Why do you miss him?? Formosa finally showed up in this thread. :mrgreen:

I am a Taiwanese girl as well and some of the stuff being said about Asian Parent (Taiwanese dad or Taiwanese mom) are true, but some are not. Anywayz, seems like your gf is trying to get ride of you but just not saying it. Sometimes girls are bad at breaking things up so they will try EVERY way and do EVERY hint to let you know, do you think this might be a reason? Are you just not getting those hints??

Whatever it may be, her reasons for not going out with you are just damn too lame. Are you staying just for the sex? If you are, then don’t ya worry about that, there are probably going to be tons of girls in Taizhong, wearing their cute litttle outfits, and waiting for you at the beetel nut stand… Head out there and get out of that place before you get more humiliated. You can do it just fine without her!!

Do let us know what happened…

And remember:

(Just saw it in a catalog; sorry, couldn’t resist. :mrgreen: )
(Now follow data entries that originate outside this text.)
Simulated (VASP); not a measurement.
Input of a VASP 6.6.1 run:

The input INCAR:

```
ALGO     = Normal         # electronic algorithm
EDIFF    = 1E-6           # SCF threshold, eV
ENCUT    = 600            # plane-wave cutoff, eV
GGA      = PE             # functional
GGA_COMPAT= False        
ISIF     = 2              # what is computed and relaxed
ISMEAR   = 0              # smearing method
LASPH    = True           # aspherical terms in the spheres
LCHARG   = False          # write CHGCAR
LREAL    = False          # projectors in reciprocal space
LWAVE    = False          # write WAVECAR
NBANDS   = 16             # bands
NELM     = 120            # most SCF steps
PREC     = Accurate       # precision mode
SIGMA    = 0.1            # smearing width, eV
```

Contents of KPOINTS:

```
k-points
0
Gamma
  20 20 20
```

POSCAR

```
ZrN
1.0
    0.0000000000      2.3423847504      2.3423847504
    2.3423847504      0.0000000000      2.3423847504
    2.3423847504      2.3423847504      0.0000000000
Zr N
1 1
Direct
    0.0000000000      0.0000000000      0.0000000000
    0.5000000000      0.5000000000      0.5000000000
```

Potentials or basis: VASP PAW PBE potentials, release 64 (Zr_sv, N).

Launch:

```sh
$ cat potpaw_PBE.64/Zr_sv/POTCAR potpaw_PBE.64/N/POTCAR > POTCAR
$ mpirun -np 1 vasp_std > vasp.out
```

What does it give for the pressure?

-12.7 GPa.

BTW, it happens to the best of us. Let’s just say my Taiwanese romance didn’t work out all that hot either. But I’m still coming back.

[quote=“sandman”]
“Ask her to eat? Are you serious? Jeez woman, she just finished cooking the damn stuff. Like what the hell else is she about to do but eat it?”

Of course, I do all that stuff without even thinking these days – I’ve been well-conditioned.[/quote]

I remember saying the same thing, exactly the same thing.
It’s hard to get started though.

How’d ya get conditioned, whack, whack, and the little lady sorts ya out :wink:?

i’ve read many of the posts (also the tea thread) and unsure which thread to reply to - so i’ll just reply here…

you’re new in Taiwan - all these things you’re experiencing are normal
it’s happened to all of us - including me

imagine living in your parents home with your girlfriend - what would they be like to her if you only just told them a day before that you two were having a relationship?

of course her father blew his stack - yours would too

Taiwan culture & families are different dude, you need to accept and understand that

sounds like you need to show them what you’re made of - try to engage in conversation with her father, aunts, sisters, uncles…cousins… surely one of them speaks English

moving out…hmm… we moved out about 4 months after living with the family - it wasn’t a pleasant experience

wine and dine your g/f, tell her your feelings…don’t end the relationship, you’ll be worse off

and lastly, get some balls mate

oh hehe, the main things i couldn’t stand about living in the family home were constantly being told “ser fan! ser fan” (my pinyin isn’t so good) EAT RICE EAT RICE = breakfast / lunch / dinner time
and everyone knowing my business down to the finest detail - i found that turning the tables and asking their business helped :wink:

Bassman,

PLEASE go and rescue this guy…

You live nearby right? This is too painful to read anymore.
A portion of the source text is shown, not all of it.